Read case class object from string in Scala (something like Haskell's "read" typeclass)
dflemstr answered more towards setting up the actual read
method- I'll answer more for the actual parsing method.
My approach has two objects that can be used in scala's pattern matching blocks. AsInt
lets you match against strings that represent Int
s, and PersonString
is the actual implementation for Person
deserialization.
object AsInt {
def unapply(s: String) = try{ Some(s.toInt) } catch {
case e: NumberFormatException => None
}
}
val PersonRegex = "Person\\((.*),(\\d+)\\)".r
object PersonString {
def unapply(str: String): Option[Person] = str match {
case PersonRegex(name, AsInt(age)) => Some(Person(name, age))
case _ => None
}
}
The magic is in the unapply
method, which scala has syntax sugar for. So using the PersonString
object, you could do
val person = PersonString.unapply("Person(Bob,42)")
// person will be Some(Person("Bob", 42))
or you could use a pattern matching block to do stuff with the person:
"Person(Bob,42)" match {
case PersonString(person) => println(person.name + " " + person.age)
case _ => println("Didn't get a person")
}
Scala does not have type classes, and in this case, you cannot even simulate the type class with a trait that is inherited from, because traits only express methods on an object, meaning that they have to be "owned" by a class, so you cannot put the definition of a "constructor that takes a string as the only argument" (which is what "read" might be called in OOP languages) in a trait.
Instead, you have to simulate type classes yourself. This is done like so (equivalent Haskell code in comments):
// class Read a where read :: String -> a
trait Read[A] { def read(s: String): A }
// instance Read Person where read = ... parser for Person ...

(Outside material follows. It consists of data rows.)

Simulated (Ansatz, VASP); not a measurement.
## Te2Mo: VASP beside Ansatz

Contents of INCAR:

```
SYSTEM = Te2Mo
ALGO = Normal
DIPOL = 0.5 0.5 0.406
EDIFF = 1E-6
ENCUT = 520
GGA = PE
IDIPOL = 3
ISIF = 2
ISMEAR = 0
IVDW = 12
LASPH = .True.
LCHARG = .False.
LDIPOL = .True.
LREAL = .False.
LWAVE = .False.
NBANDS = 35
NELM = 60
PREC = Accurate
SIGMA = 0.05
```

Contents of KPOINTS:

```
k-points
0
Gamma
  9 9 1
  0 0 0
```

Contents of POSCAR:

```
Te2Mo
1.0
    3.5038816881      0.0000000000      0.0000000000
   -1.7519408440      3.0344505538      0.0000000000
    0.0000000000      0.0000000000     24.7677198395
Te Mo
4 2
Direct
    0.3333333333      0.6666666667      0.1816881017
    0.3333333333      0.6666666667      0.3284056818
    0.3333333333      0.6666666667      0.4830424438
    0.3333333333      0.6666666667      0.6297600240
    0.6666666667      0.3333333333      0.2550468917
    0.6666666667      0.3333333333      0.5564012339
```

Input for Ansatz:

implicit object ReadPerson extends Read[Person] {
def read(s: String): Person = ... parser for Person ...
}
Then, when you have a method that depends on the type class, you have to specify it as an implicit context:
// readList :: Read a => [String] -> [a]
// readList ss = map read ss
def readList[A: Read] (ss: List[String]): List[A] = {
val r = implicitly[Read[A]] // Get the class instance of Read for type A
ss.map(r.read _)
}
The user would probably like a polymorphic method like this for ease of use:
object read {
def apply[A: Read](s: String): A = implicitly[Read[A]].read(s)
}
Then one can just write:
val person: Person = read[Person]("Person(Bob,42)")
I am not aware of any standard implementation(s) for this type class, in particular.
Also, a disclaimer: I don't have a Scala compiler and haven't used the language for years, so I can't guarantee that this code compiles.
The answers on this question are somewhat outdated. Scala has picked up some new features, notably typeclasses and macros, to make this more easily possible.
Using the Scala Pickling library, you can serialize/deserialize arbitrary classes to and from various serialization formats:
import scala.pickling._
import json._
case class Person(name: String, age: Int)
val person1 = Person("Bob", 42)
val str = person1.pickle.value // { tpe: "Person", name: "Bob", age: 42 }
val person2 = JSONPickle(str).unpickle[Person]
assert(person1 == person2) // Works!
The serializers/deserializers are automatically generated at compile time, so no reflection! If you need to parse case classes using a specific format (such as the case class toString
format), you can extend this system with your own formats.